The loan value of a used car is not the same as its price or book value. Loan value is the amount a lender will let you borrow to buy the vehicle. This is important because the loan value may be less than the price. If so, you'll need enough of a down payment to cover the difference between the cost of the car and the loan value. Used car loan values are based on the book value of the particular vehicle and the lender's policies.
Evaluate the car. A vehicle's book value -- and therefore its loan value -- depends on its individual features and condition. To start, you'll need the following information:
- Year, make and model
- Current emissions test
- Maintenance records and vehicle history, if available
- Title information
A car title can have a bearing on its value. A "clear title" -- one that shows no one but the seller has a claim on the vehicle -- is best. Some cars have been issued titles after being salvaged and repaired following damage resulting from an event like an accident or flood. A car title may also reveal that it was used as a rental or commercial vehicle. Any of these circumstances can impact the car's loan value.
The condition of a car is based on several factors. Kelly Blue Book rates vehicle condition as poor, fair, good, very good and excellent. Check the following items for wear and tear or possible mechanical problems:
- Paint and body, including any past work performed
- Windshield and lights
- Frame condition and past damage
- Wheels and tires
- Interior features, including upholstery and electronic devices
- Steering, brakes and air conditioner
Determine the book value of the car. Plug the information from Step 1 into evaluation tools on the Kelly Blue Book or NADA websites. These services provide fair market value estimates that lenders typically rely on when figuring car loan value.

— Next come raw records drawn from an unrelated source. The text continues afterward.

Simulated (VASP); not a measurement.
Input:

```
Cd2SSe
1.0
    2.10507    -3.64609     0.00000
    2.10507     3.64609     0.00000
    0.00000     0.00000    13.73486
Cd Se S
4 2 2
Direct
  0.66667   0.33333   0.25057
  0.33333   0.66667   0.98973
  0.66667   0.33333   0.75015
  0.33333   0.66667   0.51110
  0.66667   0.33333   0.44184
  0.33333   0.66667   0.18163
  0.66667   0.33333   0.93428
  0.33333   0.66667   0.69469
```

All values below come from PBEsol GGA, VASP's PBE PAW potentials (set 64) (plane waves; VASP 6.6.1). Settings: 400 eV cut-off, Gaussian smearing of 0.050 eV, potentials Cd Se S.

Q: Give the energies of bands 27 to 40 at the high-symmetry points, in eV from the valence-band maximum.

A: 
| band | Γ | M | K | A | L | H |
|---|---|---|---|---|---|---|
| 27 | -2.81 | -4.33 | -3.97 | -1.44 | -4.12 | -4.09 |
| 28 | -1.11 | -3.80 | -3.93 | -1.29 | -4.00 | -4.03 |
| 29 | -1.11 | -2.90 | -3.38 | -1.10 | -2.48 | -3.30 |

Contact the bank or credit union where you plan to finance the car. Ask for the loan to value ratio for auto loans. The LTV is the maximum percentage of the book value the lender will let you borrow. Used car loan value is calculated using the LTV. If your bank tells you the LTV is 80 percent and you found that the book value of the vehicle is $15,000, you'd have book value of $15,000 times 80 percent LTV, which equals a $12,000 loan value. In this example, the bank will lend up to $12,000.
There is no hard-and-fast rule for loan values. Some lenders even allow you to borrow more than the book value. If you're short on cash for a down payment, shop around to find a lender that will assign a larger loan value for a car loan. Of course, you may be able to negotiate the price with the car dealer as well and get an offer that is less than the book value.